Matt McCabe, our illustrious former Music Technology Specialist,
handles the further development and maintenance of several
projects he created in the Muselab. These are:
- Amber, a command-line based Granular Synthesis application. Amber was written for Linux, but will compile on many UNIX variants, including Mac OS X
- forteRev, a MAX external which provides Forte Number to Prime Form conversion, for use in musical set theory patches.
- SetCalc, also a MAX external, which allows the user to enter a pitch class set and returns the Prime, Normal, and Sorted forms, as well as the Forte Number and Interval Class Vector.
Matt Avitable, another of the lab's past Music Technology Specialists, ported
perl module XML::Dumper to PHP, to allow the sharing of complex data structures
between the two languages. This is handy if you want to do something crazy like
use mod_perl and php during the lifespan of one http request, and you need to
share config files between the two. This might have some use to people using
php/perl from the shell as well.
Ken Hoffmann, a current undergraduate working in the lab, has been working on a variety of projects over the course of the last year. Below is a short description of each.

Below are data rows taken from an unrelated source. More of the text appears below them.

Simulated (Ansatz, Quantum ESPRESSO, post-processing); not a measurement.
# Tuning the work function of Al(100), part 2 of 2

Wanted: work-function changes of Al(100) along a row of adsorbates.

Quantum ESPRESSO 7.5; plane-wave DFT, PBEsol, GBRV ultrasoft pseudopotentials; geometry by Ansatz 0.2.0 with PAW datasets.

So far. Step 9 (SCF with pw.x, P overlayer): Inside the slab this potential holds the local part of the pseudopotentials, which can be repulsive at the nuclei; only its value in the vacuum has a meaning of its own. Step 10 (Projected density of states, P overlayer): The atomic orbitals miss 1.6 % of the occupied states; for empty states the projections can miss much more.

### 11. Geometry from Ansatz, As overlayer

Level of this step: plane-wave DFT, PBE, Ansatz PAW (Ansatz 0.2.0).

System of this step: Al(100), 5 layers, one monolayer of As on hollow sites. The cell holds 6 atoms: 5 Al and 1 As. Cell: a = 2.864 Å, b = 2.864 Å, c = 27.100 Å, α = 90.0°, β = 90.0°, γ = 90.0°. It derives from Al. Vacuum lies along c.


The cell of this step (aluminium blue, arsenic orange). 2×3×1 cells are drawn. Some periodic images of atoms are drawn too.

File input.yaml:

- PVCX - PVCX is a MacOS X wrapper for Paul Koonce's PVC package. It
attempts to make PVC a more user-friendly application through the use of a
graphical user interface and built-in help for every parameter, and also
by combining oft-paired instruments so that they can be setup and run
back-to-back with one click. PVCX uses the open-source utility SoX (Sound
eXchange) for file format conversions, allowing users to input and receive
AIFF and WAV files in addition to PVC's standard paradigm of inputting AU
and receiving SNDs.
- Amber-X - a MacOS wrapper for Matthew McCabe and Jennifer Bernard's
granular synthesis application, putting a friendly GUI on top of Amber's
UNIX core. Amber allows granular synthesis using a number of envelopes and
techniques with multiple input files. Amber-X adds support for output to
WAV as well as Amber's standard AIFF.
- Matriosity - Matriosity generates matrices for use in serial music. You
can enter a prime row as either letters or numbers and Matriosity will do
the rest, generating the matrix as letters or numbers and also analyzing
the prime forms of the dyads, trichords, tetrachords, and hexachords.
Matrices generated by Matriosity can be saved and printed. Matriosity
supports matrices of any size and with repeated pitches.